Much has been done, but more work is needed.  That is the conclusion of The Louisiana Recovery Office as the anniversary of Hurricane Rita approaches on Monday.  It has been seven years since the storm made landfall on the gulf coast on September 24th, 2005.

Around 1.3 billion dollars in Federal Emergency Management Agency money has been spent since that time to try to make people, businesses and public facilities whole again.  Much of that money was also spent on hazard mitigation, meaning that Louisiana property owners could raise their properties higher off the ground.

FEMA's Louisiana Recovery Office Executive Director Joseph Threat said,

While Hurricane Katrina and more recently Hurricane Isaac tend to headline Louisiana's natural disaster timeline, FEMA understands that communities in the southwestern part of the state think of Hurricane Rita when it comes to devastating storms.  Just seven years ago, these communities were greatly impacted by Rita's landfall and are still recovering today.
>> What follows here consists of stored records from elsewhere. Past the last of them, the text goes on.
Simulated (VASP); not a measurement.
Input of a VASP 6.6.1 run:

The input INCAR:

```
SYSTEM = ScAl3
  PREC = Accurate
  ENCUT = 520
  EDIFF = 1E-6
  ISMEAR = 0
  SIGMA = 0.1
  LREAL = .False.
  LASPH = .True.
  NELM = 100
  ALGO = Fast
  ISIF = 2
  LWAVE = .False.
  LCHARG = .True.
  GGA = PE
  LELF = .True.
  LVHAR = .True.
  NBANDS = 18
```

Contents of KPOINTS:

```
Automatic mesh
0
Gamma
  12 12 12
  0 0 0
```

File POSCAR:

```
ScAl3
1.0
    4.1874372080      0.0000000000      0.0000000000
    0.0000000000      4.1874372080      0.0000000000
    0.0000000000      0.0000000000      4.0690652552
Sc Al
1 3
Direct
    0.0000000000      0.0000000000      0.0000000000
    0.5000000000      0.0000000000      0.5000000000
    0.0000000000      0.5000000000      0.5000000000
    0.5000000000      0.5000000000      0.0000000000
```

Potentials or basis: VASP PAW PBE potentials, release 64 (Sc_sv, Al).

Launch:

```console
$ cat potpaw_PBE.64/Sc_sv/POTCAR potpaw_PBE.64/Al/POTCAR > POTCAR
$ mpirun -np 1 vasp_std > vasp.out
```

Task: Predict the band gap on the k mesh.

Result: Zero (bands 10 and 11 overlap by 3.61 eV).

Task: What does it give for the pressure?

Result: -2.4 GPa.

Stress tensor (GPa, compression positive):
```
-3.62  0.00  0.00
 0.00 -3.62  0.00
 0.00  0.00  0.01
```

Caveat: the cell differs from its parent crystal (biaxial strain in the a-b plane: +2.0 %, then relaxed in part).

FEMA made around $671.8 million in public assistance grants for Hurricane Rita-related projects in Louisiana.  That money paid for things like debris removal, repair to public facilities and emergency protective measures.  Close to 50 percent of that money was spent in Cameron, Calcasieu and Vermilion parishes.

Threat said,

The local officials and residents within these communities have worked together, in partnership with the state and FEMA, to rebuild their neighborhoods. Their success stories and recovery accomplishments to date speak to their resiliency and dedication to restoring Louisiana.